MDOT chief still faces new confirmation in Senate
Published 1:23 am Sunday, April 5, 2009
One of Mississippi’s most powerful state agency directors faces a Senate confirmation hearing when lawmakers return to the Capitol in a few weeks.
Butch Brown has been executive director of the Mississippi Department of Transportation for eight years and has been confirmed twice. The first time was in 2001. The second was in 2005, after he had been fired in 2004 and rehired six weeks later.
His rehiring then came when one of three transportation commissioners retired and a new one was elected. The three commissioners constitute the Transportation Commission, the body that has authority over the department and the executive director.

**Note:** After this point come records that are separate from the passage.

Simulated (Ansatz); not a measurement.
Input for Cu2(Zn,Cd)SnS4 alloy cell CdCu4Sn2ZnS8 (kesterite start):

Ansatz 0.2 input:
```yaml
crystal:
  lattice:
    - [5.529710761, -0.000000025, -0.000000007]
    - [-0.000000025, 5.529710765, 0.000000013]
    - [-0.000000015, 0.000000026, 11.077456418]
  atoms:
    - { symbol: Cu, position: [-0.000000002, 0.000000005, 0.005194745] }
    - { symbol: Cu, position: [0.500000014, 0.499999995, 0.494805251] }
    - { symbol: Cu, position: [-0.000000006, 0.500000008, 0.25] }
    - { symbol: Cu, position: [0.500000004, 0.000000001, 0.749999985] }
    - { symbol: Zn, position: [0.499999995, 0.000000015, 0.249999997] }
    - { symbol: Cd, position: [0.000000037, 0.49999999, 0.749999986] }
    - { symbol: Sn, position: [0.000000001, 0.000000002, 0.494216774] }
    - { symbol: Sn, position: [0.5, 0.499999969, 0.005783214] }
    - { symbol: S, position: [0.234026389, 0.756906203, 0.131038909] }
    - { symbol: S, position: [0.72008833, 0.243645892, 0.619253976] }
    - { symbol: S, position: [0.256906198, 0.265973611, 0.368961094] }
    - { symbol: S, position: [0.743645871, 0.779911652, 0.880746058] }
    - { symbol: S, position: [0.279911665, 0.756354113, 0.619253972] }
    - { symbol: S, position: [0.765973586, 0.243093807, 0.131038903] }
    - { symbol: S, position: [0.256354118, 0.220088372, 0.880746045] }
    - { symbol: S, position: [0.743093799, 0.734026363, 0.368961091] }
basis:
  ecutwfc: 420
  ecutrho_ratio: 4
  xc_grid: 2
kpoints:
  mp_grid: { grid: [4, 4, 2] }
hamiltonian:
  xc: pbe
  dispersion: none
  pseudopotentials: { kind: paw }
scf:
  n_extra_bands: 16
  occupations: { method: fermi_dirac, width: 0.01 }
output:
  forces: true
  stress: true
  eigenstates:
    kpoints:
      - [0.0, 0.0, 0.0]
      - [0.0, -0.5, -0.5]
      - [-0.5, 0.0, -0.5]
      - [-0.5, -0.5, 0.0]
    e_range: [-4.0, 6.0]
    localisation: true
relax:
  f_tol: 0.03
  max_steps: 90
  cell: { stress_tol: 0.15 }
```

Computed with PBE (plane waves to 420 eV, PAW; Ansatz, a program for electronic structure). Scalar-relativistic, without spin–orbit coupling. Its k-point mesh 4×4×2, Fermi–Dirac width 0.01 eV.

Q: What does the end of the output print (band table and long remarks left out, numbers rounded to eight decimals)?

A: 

The attorney general’s office issued an opinion this year saying state law requires the MDOT director’s job to come up for confirmation every four years.
This year’s confirmation offers some potential for conflict.
Brown has clashed over the past several years with Dick Hall, the Central District transportation commissioner. Brown has kept his job because he’s supported by the other two commissioners.
“He manages by fear, and that’s not a management style I appreciate,” Hall said Friday.
Hall also said Brown is “too free with money” and “he’s got his people trained not to give me answers” to questions about spending.
In a separate interview, Brown responded that Hall is “a very unhappy person” and just wants to be in charge of the entire transportation department. Brown said Hall has been rude to MDOT employees.
“I think Dick Hall’s problem is he thinks he’s the only one at the parade who’s in step,” Brown said.
Brown is paid about $144,354 a year.
Bill Minor, the northern district transportation commissioner, wants Brown to be confirmed again. Minor said Brown is well connected in Washington and knows how to bring in federal money for Mississippi highways and bridges.
When a barge damaged a bridge on the Gulf Coast last month, Minor said Brown immediately started making calls to Washington to seek money for the repair.
“By 2:30 that afternoon, he had talked to the feds and had it totally funded,” Minor said.
Senate Transportation Committee Chairman Tom King, R-Petal, said Friday he’ll hold a confirmation hearing for Brown this month. If the committee approves the nomination, the full Senate will vote when lawmakers return to the Capitol in May or June to finish writing a state budget. They started a recess on Wednesday, after having been in session nearly three months.
Asked if there’s a chance Brown won’t be confirmed, King said: “I don’t know of any reason.”
Minor and Hall both served in the state Senate before being elected to the Transportation Commission. Hall was chairman of the influential Appropriations Committee and Minor led the Finance Committee.
Hall said Friday that he doesn’t know whether he’ll testify at Brown’s confirmation hearing. Earlier this year, Hall pushed for Brown to come up for confirmation again and the other two commissioners disagreed about Hall’s interpretation of the state law. Officials sought guidance and received the attorney general’s opinion that the director must be vetted by the Senate every four years.
“I want to emphasize: I have had my say and it is no longer my property,” Hall said of Brown’s nomination. “It is the property of the Senate.”
The nomination is Senate Nomination 76.